Even though I'm a technophile, I've often been accused of being a bit luddite, because I sometimes use old tech. Instead, I use old tech when it is better, and I love new tech when it is better.
So I have a little story of my own about using old technology (returning to old technology, actually).
I have a cheap knock-off android tablet from China that I managed to bork trying to install a newer ROM on it. So it's been out of commission while I figurre out how to get it back to working condition. Enter and old Zaurus sl-5600 that I've had lying around for the better part of a decade. Because I like to do light surfing/check email/read from bed first thing in the morning, I charged it up and started to use it again.
First off, it still holds a decent charge with the original battery, and that's after sitting in a drawer for most of these years and going through extreme temperature changes in an unheated cabin. Any newer battery would have exploded after having gone through those temperature changes.

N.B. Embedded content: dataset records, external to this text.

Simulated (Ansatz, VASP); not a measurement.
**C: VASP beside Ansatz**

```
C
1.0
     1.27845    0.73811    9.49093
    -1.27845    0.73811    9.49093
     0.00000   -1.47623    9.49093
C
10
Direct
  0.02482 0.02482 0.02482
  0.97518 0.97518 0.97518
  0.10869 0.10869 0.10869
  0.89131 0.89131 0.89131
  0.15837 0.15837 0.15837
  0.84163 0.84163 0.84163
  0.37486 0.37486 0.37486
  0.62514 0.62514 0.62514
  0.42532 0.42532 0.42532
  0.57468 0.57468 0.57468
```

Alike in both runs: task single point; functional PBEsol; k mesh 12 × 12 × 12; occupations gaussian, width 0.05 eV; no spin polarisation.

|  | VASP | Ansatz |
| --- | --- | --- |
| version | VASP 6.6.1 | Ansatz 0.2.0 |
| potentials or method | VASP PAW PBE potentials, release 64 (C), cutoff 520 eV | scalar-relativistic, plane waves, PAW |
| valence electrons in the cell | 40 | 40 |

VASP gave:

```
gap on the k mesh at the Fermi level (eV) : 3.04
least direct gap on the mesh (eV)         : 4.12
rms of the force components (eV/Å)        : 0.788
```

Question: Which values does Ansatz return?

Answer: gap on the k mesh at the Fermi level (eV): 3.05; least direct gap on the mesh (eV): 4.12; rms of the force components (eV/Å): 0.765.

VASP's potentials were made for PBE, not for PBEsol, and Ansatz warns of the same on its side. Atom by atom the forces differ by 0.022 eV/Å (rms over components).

This thing has an ancient version of QTopia on it (1.5.4), an old Linux 2.4.18 kernel, and an ancient Opera browser (7) on it. While the software is no great shakes, it still does a respectable job at what it was meant to do. Actually, come to think of it, the PDF reader is better than any PDF reader I've found for android, so that's one piece of software that still outperforms newer tech.
But what really impresses me about it is the hardware. I can't help but ask why a nearly decade-old piece of hardware can run circles around a year old piece of junk out of China. This thing can actually be used outside in sunlight. The screen is actually more responsive to touch that any modern resistive screen I've touched, stylus or not.
It's made me really appreciate how much better made older hardware was/is. Granted, it was expensive when it came out, but that price shines through in the hardware build quality. When I originallly purchased it, I would have never thought I'd be using it nearly a decade later.